SECOND AMENDMENT TO CREDIT AGREEMENT
Execution Copy
SECOND AMENDMENT TO CREDIT AGREEMENT
This SECOND AMENDMENT TO CREDIT AGREEMENT (this “Amendment”), made and entered into as of May 17, 2018, is by and between PARK NATIONAL CORPORATION,
a corporation organized under the laws of the State of Ohio (the “Borrower”), and U.S. BANK
NATIONAL ASSOCIATION, a national banking association (the “Bank”).
RECITALS
1.The Bank and the Borrower entered into a Credit Agreement dated as of May 18, 2016, and a First Amendment to Credit Agreement entered into as of June 15, 2017 (as amended, the “Credit Agreement”); and
2.The Borrower desires to amend certain provisions of the Credit Agreement, and the Bank has agreed to make such amendments, subject to the terms and conditions set forth in this Amendment.
AGREEMENT
NOW, THEREFORE, for good and valuable consideration, the receipt and adequacy of which are hereby acknowledged, the parties hereto hereby covenant and agree to be bound as follows:
Section 1. Capitalized Terms. Capitalized terms used and not otherwise defined herein shall have the meanings assigned to them in the Credit Agreement, unless the context otherwise requires.
Section 2. Amendments. The Credit Agreement is hereby amended as follows:
2.1. Section 1.1 of the Credit Agreement is amended by amending the definition of “Revolving Loan Maturity Date” in its entirety to read as follows:
“Revolving Loan Maturity Date”: August 16, 2018.
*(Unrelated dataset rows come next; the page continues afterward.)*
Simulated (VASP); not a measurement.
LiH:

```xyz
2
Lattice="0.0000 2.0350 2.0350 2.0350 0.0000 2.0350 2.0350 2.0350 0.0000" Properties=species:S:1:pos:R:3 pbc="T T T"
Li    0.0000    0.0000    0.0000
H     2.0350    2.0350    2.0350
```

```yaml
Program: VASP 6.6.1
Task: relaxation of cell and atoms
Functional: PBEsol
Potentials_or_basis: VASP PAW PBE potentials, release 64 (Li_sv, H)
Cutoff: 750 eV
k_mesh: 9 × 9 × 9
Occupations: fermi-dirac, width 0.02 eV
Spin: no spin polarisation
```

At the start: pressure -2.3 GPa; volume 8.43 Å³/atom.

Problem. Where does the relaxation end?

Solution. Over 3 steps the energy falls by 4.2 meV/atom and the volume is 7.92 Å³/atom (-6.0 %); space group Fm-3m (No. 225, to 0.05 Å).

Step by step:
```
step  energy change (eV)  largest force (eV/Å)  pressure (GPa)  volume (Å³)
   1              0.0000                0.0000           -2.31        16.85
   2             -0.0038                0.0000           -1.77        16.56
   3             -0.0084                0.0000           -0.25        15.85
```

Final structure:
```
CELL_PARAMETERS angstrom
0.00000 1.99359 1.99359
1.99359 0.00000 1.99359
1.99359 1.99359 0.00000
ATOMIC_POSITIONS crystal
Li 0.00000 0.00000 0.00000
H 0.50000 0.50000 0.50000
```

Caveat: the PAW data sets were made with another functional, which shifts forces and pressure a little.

Section 1.1 of the Credit Agreement is further amended by adding the following definition thereto in the proper alphabetical order:
“Prime Rate”: A rate per annum equal to the greater of (i) zero percent (0.0%) and (ii) the prime rate of interest announced from time to time by the Bank or its parent (which is not necessarily the lowest rate charged to any customer), changing when and as said prime rate changes.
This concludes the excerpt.